By Antonio Guerrero
Nigeria’s new economic chief, former World Bank managing director Ngozi Okonjo-Iweala, says she will focus much of her efforts on diversifying her nation’s economy away from overdependence on oil and gas revenues.
Okonjo-Iweala promises economic diversity
Africa’s largest oil producer gets more than 90% of its export revenue from the sector. However, price volatility, coupled with economic sluggishness in the US, which imports one-fifth of its oil from Nigeria, has added pressures on government finances.
Okonjo-Iweala has a strong track record, having already been finance minister from 2003 to 2006. One of her biggest achievements was getting Paris Club creditors to write off $18 billion in Nigerian debt. She also fired corrupt officials and increased transparency. She left the post when she was briefly appointed foreign minister.
However, she now inherits an economy in which government spending has been bloated by wage increases and electoral spending. In May, parliament approved a budget amendment that allows the government to increase spending by another 17% this year. With President Jonathan Goodluck’s People’s Democratic Party reducing its parliamentary majority in April’s elections, Okonjo-Iweala will face political hurdles in getting her proposals approved. The ruling party still has a 56% majority in the National Assembly, though the figure was 74% in 2007.

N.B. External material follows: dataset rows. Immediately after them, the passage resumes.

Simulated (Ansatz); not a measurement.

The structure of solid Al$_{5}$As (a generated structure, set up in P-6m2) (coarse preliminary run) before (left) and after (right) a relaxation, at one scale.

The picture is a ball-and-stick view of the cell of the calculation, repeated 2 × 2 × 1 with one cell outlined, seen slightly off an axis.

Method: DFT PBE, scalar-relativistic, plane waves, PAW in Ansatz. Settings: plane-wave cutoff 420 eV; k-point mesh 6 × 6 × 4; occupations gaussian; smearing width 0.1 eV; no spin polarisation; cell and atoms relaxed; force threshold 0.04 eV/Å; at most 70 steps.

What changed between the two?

In her new role, Okonjo-Iweala has been tasked by Goodluck to coordinate economic policy, giving her an expanded mandate. She now has the titles of coordinating minister for the economy and minister of finance. The economic maven must find a way to increase energy, infrastructure and agriculture investments to diversify the economy and reduce unemployment, while keeping government finances under control. “The expectation, not just for Nigerians but for the whole world, is quite high,” Goodluck said after swearing in her in.
Okonjo-Iweala noted: “People expect so much from you; some feel that you have the magic wand to change everything. The task is daunting.”